Tuesday, April 24, 2007

"Corrupt" - "Altered from the Model" or "Morally Depraved"?

Caution: if you believe that Western means of government are the best, you will likely find this post patronizing.

China is often said to be corrupt. It is widely agreed that unpublished and therefore unpredictable fees - bribes - must often be paid to government officials if businesses wish to obtain results (e.g., licences, concessions, approvals, etc.). There are laws against this kind of behavior, within China, in the USA, and elsewhere. And violation of these laws in practice is certainly an alteration from the model.

But is it morally depraved? And could the answer to the latter question depend on the culture from which one comes? If one is willing to consider that sovereignty is a commercial enterprise, then how could one consider that a government official - say, one in charge of a particular agency whose approval is needed - should not be able to charge whatever price for the requested approval that the prevalent conditions will bear? In fact, that is just how things have long been viewed and worked in many parts of the world.

But, Western minds generally consider that sovereignty is not a commercial enterprise (query what it is then), and they elevate governments to a different plane. A plane where it is somehow morally depraved to demand a market-clearing price for a requested approval or other service. The best argument that occurs to me for this position is that the government has a kind of monopoly - it sets the requirements and also administers them, and it should not be able to command such concentrated power without published constraint. It is for this reason that no self-respecting Western society would countenance anything close to such a concentration of power in commercial markets, aside perhaps from the odd minor exception like the energy industry or the defense industry.

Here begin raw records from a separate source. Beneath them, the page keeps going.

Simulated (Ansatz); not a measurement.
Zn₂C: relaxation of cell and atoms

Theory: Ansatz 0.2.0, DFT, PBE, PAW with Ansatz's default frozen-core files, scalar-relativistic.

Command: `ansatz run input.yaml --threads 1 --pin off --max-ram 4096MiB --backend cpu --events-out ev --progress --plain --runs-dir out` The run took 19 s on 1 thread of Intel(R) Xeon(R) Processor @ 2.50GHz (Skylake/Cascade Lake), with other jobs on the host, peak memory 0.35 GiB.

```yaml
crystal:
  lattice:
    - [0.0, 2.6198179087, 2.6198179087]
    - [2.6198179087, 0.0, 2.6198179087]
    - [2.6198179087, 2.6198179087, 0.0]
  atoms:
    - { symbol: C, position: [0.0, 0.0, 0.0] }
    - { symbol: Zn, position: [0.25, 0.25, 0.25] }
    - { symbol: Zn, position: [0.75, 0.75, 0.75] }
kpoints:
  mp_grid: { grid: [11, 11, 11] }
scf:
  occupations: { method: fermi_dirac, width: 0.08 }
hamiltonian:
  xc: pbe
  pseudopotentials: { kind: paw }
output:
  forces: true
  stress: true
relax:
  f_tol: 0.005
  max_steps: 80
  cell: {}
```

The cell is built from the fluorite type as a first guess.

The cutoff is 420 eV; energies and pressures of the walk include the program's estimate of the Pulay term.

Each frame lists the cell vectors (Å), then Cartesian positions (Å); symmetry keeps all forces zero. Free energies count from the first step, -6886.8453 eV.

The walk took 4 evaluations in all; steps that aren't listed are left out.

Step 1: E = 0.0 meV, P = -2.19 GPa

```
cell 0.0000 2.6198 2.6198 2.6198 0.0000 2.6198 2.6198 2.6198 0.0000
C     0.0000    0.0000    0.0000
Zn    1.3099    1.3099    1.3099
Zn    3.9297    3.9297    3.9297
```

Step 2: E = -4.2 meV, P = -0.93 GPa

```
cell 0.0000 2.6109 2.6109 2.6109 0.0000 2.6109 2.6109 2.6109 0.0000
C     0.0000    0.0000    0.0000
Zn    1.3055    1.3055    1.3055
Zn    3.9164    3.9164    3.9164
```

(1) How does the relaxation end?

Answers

When the WTO joined the PRC, it took on a cultural integration project, and mutual understanding of longstanding business and bureaucratic attitudes and practices is critical - in both directions - if the team-up is going to work. The PRC states that it wants to tackle "corruption" in the Western sense, though I doubt the Chinese have attributed a "morally depraved" aspect to their definition. As we should well understand by now, that tackling process will evolve very slowly, growing out of the previous system. To expect sudden change to the Western model is silly. And to label thousands of years of customs as "morally depraved" is not constructive.